This is a quote from my mid Oct post on mid-Oct portfolio changes:
“AEHR - At the end of September I had a 20.4% position in Aehr. It was my largest position. On the 5th of October they issued quarterly results. After a lot of reading and thinking I decided it was insane of me to be carrying such a large position.
I decided to cut my position in half, then reduce my position by three quarters, then just have it as a tiny keep-it-on-the-radar position, and finally I decided to completely exit, and I sold my entire position over the last six trading days and reinvested all the money in other stocks.
I had been very enthusiastic about the company, and the earnings report was very good, so why did I change and decide to exit? I realized that very good things are PROBABLY coming in the future but that, about those good things, there is no way of knowing HOW MUCH? or WHEN? or FOR HOW LONG?
Everything was uncertainty. I didn’t even have any idea what the next quarter results would bring, and it seemed clear from the conference call that the CEO didn’t know either, and he had no idea as to when his expected customers would place orders, or how big they would be. I’m much more comfortable watching this from the sidelines, but if you decide to stay in, I wish you all the best. This company may boom and leave me in the dust, and if so, more power to it…

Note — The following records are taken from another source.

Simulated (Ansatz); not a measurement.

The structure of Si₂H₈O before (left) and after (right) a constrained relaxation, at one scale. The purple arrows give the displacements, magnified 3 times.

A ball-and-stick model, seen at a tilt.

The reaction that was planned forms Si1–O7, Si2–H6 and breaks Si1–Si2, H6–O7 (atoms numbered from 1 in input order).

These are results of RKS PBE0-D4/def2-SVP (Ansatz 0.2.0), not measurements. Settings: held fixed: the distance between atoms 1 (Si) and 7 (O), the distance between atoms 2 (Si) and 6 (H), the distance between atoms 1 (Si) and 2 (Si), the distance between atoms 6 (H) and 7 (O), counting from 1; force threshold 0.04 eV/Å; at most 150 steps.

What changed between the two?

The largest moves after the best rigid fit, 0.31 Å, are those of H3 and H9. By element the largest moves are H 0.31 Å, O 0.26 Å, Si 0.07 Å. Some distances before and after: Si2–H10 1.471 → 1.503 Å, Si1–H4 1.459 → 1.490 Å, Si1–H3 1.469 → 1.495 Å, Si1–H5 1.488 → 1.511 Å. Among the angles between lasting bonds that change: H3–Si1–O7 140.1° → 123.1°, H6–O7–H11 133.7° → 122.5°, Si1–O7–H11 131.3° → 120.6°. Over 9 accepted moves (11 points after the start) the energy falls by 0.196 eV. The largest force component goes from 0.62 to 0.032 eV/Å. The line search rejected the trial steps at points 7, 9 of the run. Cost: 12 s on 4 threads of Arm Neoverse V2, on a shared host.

What did I do with the money ? Well I put a lot of it into a new 10.1% position in ELF, which has been well discussed on the board.”
Following that, one auto company after another kept announcing cut-backs in electric vehicles, which was the current main use for Aehr’s machines. This was on top of the CEO begging customers to place orders during the last conference call, something I’ve never seen before, ever.
Well, where are they now?
AEHR has dropped from my exit point of $38.5 to $18 something in the aftermarket, down over 50%. Sure my exit price of $38.50 was way down from the high of $54, but it was the best I could get.
ELF closed yesterday at over $154, up over 50% from my entry point at around $100.
Now if one stock is down more than 50% and the other stock is up more than 50%, the money I switched to the second stock is worth more than 300% of the current value of the first. And this is in just three months!!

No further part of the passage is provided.